Robert's Notebook

Computational Chemistry, Python, Politics, Policy

Under One Roof

One of the goals of the MSMBuilder3 development is to make the package as easy to use as possible. Analyzing molecular dynamics is hard enough, so there's no reason that the software should get in your way.

Currently, all of the the MSMBuilder commands are separate scripts that are installed into your path, which means that you need to remember all of the commands. If you forget -- wait, what is the name of the script for computing implied timescales? - you'll have to go back to the tutorial and check. That's a pain.

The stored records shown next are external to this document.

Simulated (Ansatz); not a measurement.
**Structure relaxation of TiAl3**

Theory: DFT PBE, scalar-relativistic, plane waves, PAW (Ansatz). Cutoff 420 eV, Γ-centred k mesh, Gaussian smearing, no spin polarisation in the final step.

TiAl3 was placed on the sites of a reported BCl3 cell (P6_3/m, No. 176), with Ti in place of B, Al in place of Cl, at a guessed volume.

Most command line utilities let you access all their different utilities from subcommands: think git pull or svn checkout. For MSMBuilder3, we're going to put everything under msmb.

One immediate UX improvement is the the ability to have a help text directly on the root msmb -h command. I'm currently developing the feature in a different repository, which is here. It's not complete yet, but it'll look something like this:

rmcgibbo@Roberts-MacBook-Pro-2 ~/projects/msmbuilder_config
$ msmb -h
MSMBuilder: Software for building Markov State Models for Biomolecular Dynamics

Lorem ipsum dolor sit amet, consectetur adipiscing elit. Morbi sed nibh ut orci
suscipit scelerisque. Sed ligula augue, blandit ac eleifend eleifend, dapibus ac
sapien. Duis eu tortor ac erat porta vulputate. Phasellus ac nisl quis magna

    Construct list of atoms for RMSD calculations
    Create a sample configuration file
    Assign trajectories to microstates.
    Cluster trajectories into microstates.

--log-level=<Enum> (Application.log_level)
    Default: 30
    Choices: (0, 10, 20, 30, 40, 50, 'DEBUG', 'INFO', 'WARN', 'ERROR', 'CRITICAL')
    Set the log level by value or name.

To see all available configurables, use `--help-all`

Here's what the output from running one of the subcommands would look like:

$ msmb cluster -h
Cluster trajectories into microstates.

Output: Assignments.h5, and other files depending on your choice of distance
metric and/or clustering algorithm.

Note that there are many distance metrics and clustering algorithms available
Many of which have multiple options and parameters.

A. B. Author, B. C. Author and C. D. Author, Title of our awesome paper. Chem.
Theory Comput. 7, 3412 (2013)

--metric_type=<Enum> (Cluster.metric_type)
    Default: 'RMSD'
    Choices: ['RMSD', 'Pnorm']
    What distance metric to use?
--representation=<Enum> (Cluster.representation)
    Default: 'Cartesian'
    Choices: ['Cartesian', 'Dihedral', 'ContinuousContact']
    What representation of system to use? This amounts to picking a coordinate
    system. The RMSD metric should operate on cartesian coordinates, but other
    metrics require a coordinate system that removes the rotational symmetry,
    such as the space of backbone dihedral angles (Dihedral)
--project_fn=<Unicode> (Cluster.project_fn)
    Default: u'project.yaml'
    Path to project info file
--output_dir=<Unicode> (Cluster.output_dir)
    Default: u'data/'
    Output directory to save clustering data. This will include: (1)
    Assignments.h5 (If clustering is hierarchical or stride=1): Contains the
    state assignments (2) Assignments.h5.distances (If clustering is
    hierarchical or stride=1): Contains the distance to the generator according
    to the distance metric that was employed (3) Gens.lh5 Trajectory object
    representing the generators for each state
--stride=<Int> (Cluster.stride)
    Default: 1
    Subsample by striding

To see all available configurables, use `--help-all`

There are a few other goodies, including the ability to specify options both on the command line or in a config file. The config file is pretty easy to work with too, since you can create a default one with msmb mkprofile that has all of the possible options, just commented out. It's based on the IPython configuration system, which is definitely the best. I'll post on that later.